Top Cities to Retire in Canada - 2013

Each year the lists come out - best places to live, best cities for kids, best travel destinations - you get the picture. This year more seniors than ever want to know which cities in Canada are the best places to retire. We’ve searched the polls and read the reviews so that we might give you the best list!

Here are ten of the best cities, as rated by MoneySense magazine, for retirement in Canada in 2013:

Victoria, BC gets top marks every year, why? Residents enjoy a sub-Mediterranean climate with an average of 312 days per year above freezing. Victoria is age friendly and the crime rate, tax rate and unemployment rates are low.

Explore retirement residences in Victoria, BC

Saanich, BC on Vancouver Island is part of the greater Victoria area. Saanich residents enjoy a mild climate much like Victoria with only slightly more rain. The miles of ocean shoreline and fresh water lakes make Saanich ideal for kayaking enthusiasts - an age friendly sport gaining in popularity with seniors!

Kingston, Ontario shows up on more than one ‘top cities’ list year after year! Kingston residents enjoy miles of walking and biking paths as well as parks and green spaces. Tourism and culture play important roles in the economy of the city and Lake Ontario has a moderating affect on its climate. Kingston is home to Queen’s University, St. Lawrence College and the Royal Military College of Canada. It’s a smart city - Statistics Canada reports Kingston as home to the highest number of PhD-holders per capita of Canadian cities.   

Burlington, Ontario, in the GTA is between the Niagara Escarpment and the shores of Lake Ontario. The Royal Botanical Gardens attract hikers, nature enthusiasts and bird lovers. Burlington residents enjoy warm humid summers and moderate winters that rarely dip below -5°C. As well as a great place to retire, Burlington ranks number 1 on the list of mid-sized cities in Canada to call home.  

Ottawa, Ontario is usually on the list of top Canadian retirement cities and it also ranks high among the world’s most desirable places to live. Ottawa is age friendly with easy-to-access public transportation. It’s the city of festivals surrounded by recreational destinations, diverse employment options and affordable housing.   

Toronto, Ontario for its great diversity in sports and entertainment, shopping and dining, museums and culture, is virtually second to none. Toronto residents enjoy four distinct seasons and the coldest days of winter seldom dip below -10°C. Real estate prices are relatively high but the wide range of neighborhoods and choices in retirement living options make Toronto desirable.

Joliette, Quebec is the only primarily French-speaking city to make the top ten. If French is your first language, Joliette may be the perfect retirement destination for you! Joliette is approximately 50 km northeast of Montreal and is on the L'Assomption River. The city is home of the Joliette Art Museum and proudly hosts top notch Canadian classical music festivals.

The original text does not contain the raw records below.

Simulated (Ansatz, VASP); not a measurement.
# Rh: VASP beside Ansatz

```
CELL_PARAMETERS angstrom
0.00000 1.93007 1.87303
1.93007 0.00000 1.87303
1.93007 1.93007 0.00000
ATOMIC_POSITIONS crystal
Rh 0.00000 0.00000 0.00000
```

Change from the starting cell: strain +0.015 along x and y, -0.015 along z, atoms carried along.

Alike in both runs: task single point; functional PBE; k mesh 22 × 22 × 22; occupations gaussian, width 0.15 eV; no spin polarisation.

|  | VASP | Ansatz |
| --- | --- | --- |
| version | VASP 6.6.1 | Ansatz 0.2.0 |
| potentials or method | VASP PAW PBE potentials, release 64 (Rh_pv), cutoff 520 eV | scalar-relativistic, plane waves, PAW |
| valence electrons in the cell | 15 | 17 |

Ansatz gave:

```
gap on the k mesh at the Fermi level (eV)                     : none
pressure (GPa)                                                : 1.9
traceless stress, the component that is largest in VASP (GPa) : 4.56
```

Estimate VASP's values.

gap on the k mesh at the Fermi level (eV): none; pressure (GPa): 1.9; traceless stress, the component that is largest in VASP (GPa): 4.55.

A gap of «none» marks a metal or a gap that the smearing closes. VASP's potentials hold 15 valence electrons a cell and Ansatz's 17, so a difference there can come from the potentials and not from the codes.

Saskatoon, Saskatchewan boasts a strong health care system and low real estate prices making the city attractive to retirees. The province of Saskatchewan is growing in numbers with a 6.85% jump in population for 2012. That could equate to increasing overall infrastructure costs but right now, the positive reasons to retire in Saskatoon are solid.

Stratford, Ontario is picturesque, real estate prices are relatively low and employment in the arts and cultural sectors is high. Stratford is well known for the Stratford Festival and it’s not only a top retirement city but is also a desirable place to raise a family.

Winnipeg, Manitoba, while it may have surprised you, made the top ten for its low property taxes and affordable real estate prices. Winnipeg residents enjoy warm summers, a long growing season, and a low average annual rainfall.  

No matter which retirement destination you choose, if you’re relocating to a new city, do your homework. Look for qualities you most enjoy, peruse the retirement communities and plan a visit. A first hand look will help you make the right community your home.